Foy Vance: The Homebird's Chorus
(page 2) Writer: Taylor Bruce, painting by Joanne VanceFeatures, Issue 42, Published online on 21 Apr 2008 Page 2 of 3 < Previous Next >
It’s after 10 o’clock at night. An eerily pale light still hangs outside. The grounds behind the Kings Hall auditorium throb with Irish teens, hundreds of them, all angsty and caffeinated. Camping tents dot a nearby field. The kids scurry around what seems like a carnival, a large open shelter with hacky-sackers and a dance-off, and two other tented spaces. Pretty quickly, I realize the mass gathering is of some Christian sort. “Summer Madness,” according to the kids’ T-shirts. There’s a prayer room, kids going in and out with intense looks on their faces.
I eventually find a line wrapping around a building called “The Cavern” and some kid tells me everyone’s waiting to see Foy. I decide to stick around out of curiosity. Upon entering the room, I grab floor space against the wall. Kids are humming, they’re packed in. This show is a really big deal to them.
Vance walks on stage wearing a tweed golfer’s hat and a black shirt that reads “CONSPIRATOR.” There’s no stage chit-chat to warm up the crowd. He launches into the first song, “Shed a Little Light,” bending guitar licks and groaning the intro. His lyrics personify Love as a guide: “Love walked right up to my face / She said you can only love what you’d die for babe / Shed a little light so I can find you / Don’t let darkness hide you from my face.”
Here is a 33-year-old man who knows the lament. His uncle was murdered; his brother beaten to a desperate state after walking down the wrong road. The glass from a Main Street bomb rained down on his back when he was the same age as tonight’s mostly teenage audience. Vance straddles a blurry line of psyche demarcation in Northern Ireland—on one side, those, like Charlie, who lived through the horror of the Troubles and still have a sluggish look in their eyes; the other, the younger kids who grew up during the aftermath, in the new Belfast, the blue-fish Belfast. Vance’s place in it all seems to allow some perspective, and his songs deliver a message different than swallowed hostility and unspoken history. He’s singing about how to find real peace.
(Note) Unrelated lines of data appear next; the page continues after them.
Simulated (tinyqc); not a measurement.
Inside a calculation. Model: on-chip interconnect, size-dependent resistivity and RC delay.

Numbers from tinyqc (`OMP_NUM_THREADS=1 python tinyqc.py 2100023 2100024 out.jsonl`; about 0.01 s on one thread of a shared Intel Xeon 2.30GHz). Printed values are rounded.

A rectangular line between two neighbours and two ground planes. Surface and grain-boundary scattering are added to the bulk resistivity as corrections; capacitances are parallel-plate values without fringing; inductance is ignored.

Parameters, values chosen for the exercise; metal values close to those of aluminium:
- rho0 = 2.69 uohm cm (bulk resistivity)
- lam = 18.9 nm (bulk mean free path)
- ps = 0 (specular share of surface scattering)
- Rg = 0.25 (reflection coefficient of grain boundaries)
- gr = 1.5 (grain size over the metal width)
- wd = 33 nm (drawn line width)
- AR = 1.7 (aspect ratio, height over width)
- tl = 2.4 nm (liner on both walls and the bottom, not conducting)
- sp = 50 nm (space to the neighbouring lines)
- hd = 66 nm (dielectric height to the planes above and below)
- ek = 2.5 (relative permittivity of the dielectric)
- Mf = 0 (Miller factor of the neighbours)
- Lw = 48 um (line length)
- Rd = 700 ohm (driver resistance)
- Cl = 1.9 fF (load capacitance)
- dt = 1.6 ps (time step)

“There is something about his music,” Jules Maxwell, Vance’s close friend and the pianist who played on Hope, informs me via email from London months later. “Something mysterious and passionate, dripping with a religion I don’t understand. Sometimes you don’t need to understand to feel.”
Even for a room of gathered religious folk, Vance’s singing emerges tonight differently than you might expect. His sound comes out big. It has faith wound up inside it, but in a more potent, less predictable way. You can sense a deep well of spirituality, but it stubbornly resists bottling, specificity or sappy, heart-tugging manipulation. It is, in a real sense, spiritual, like Bruce Springsteen’s “My City of Ruins.” And it immediately stills the crowd’s restlessness, quieting 400 teenagers, even knocking on my own fickle theology.
Vance tightens his mouth at times, singing out the right side. His neck flexes like it might burst, and his torso bends forward when stretching out a line, the headstock of his Lowden acoustic punching the dark. In this particular room, his music comes across like an old-time prophecy, very allegorical—at least to a foreigner uninvolved with the history of the city—and laced with subtle calls to forgiveness, healing, brotherhood, sorrow, homesickness, and a mystic’s belief in a heightened order of things. More simply, hope.
I leave the two-hour show to find a deserted Lisburn Road and a two-mile walk to the Europa Hotel. It’s pleasantly cold and about to rain.